For more than a century, congregants at North Avenue Presbyterian Church had little reason to think that anything other than worship was going on at their corner of North and Peachtree.
In 2005, they found out others had set up shop.
Teenage prostitutes, according to a mayor's report on child sex trafficking, had begun working within a few steps of the familiar inscription from Matthew on the church's wall: "Come unto me, all ye that labor and are heavy laden, and I will give you rest."
Members of the congregation, appalled by the report, told the Rev. Scott Weimer they wanted to take action.

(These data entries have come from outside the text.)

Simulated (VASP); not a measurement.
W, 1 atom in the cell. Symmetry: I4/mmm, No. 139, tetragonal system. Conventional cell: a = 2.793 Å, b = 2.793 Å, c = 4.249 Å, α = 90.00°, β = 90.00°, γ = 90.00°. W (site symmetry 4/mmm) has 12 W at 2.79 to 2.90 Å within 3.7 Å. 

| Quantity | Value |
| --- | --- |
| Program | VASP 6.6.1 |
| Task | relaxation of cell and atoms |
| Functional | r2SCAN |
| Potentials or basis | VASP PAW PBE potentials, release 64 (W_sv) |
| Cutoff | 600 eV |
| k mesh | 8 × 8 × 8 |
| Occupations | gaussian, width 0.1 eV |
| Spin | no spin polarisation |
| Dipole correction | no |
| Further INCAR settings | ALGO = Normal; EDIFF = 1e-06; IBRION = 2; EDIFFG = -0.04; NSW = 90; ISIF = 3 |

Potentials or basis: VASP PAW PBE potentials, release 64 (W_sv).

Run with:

"I didn't know what to do," Weimer said, "but their response inspired me to move forward."
Four years later, they have helped build an extraordinary coalition of Presbyterians, Catholics and nonbelievers, conservative Christians and feminists, Jews and Muslims, city dwellers and suburbanites, all of whom have found a cause involving religion, politics and sex they agree on: eradicating child prostitution from the streets of Atlanta.
"When you ... talk to a girl who is 15 and has been prostituted, it doesn't matter anymore if you are pro-life or pro-choice," said Sen. Renee Unterman (R-Buford), who has become active in the campaign. "You just want to help, and debate about women's issues or Democrat or Republican or black or white just stays away."
Beyond the streets
These folks are not out in the streets, stalking pimps and picking up children. They've selected a different battlefield to which they bring particular gifts: the Legislature, the courts, fund-raising. This year, for example, the group provided hundreds of volunteers to lobby at the Capitol for anti-trafficking legislation. Members also are paying for additional safehouses for child prostitutes —- tripling the number of beds from seven to 23.
"We couldn't wait for the politicians to solve this thing," said Marla Randolph of Sandy Springs Church of the Redeemer, part of the evangelical Presbyterian Church in America.
"And we can't sit back and do nothing."
It is more than being against sin, the religious groups say. There is a new flowering of justice movements and emphasis on social issues that has resulted in evangelicals campaigning against the torture of suspects in the war on terror and faith-groups speaking out on global warming.
Child exploitation
Atlanta's sex trafficking problem is a big one to tackle. In 2002, The FBI broke up a ring of 14 men pimping girls as young as 10. The bureau cited Atlanta in 2003 as one of 14 U.S. cities with the highest rate of children being used for prostitution.
Last February, Atlanta was one of 23 cities FBI agents targeted in a prostitution and pimp sweep.
The nonprofit Juvenile Justice Fund estimates that 200 to 300 children are pimped in Atlanta each month, based on watching Web sites, calls to escort services and observation of known prostitution areas.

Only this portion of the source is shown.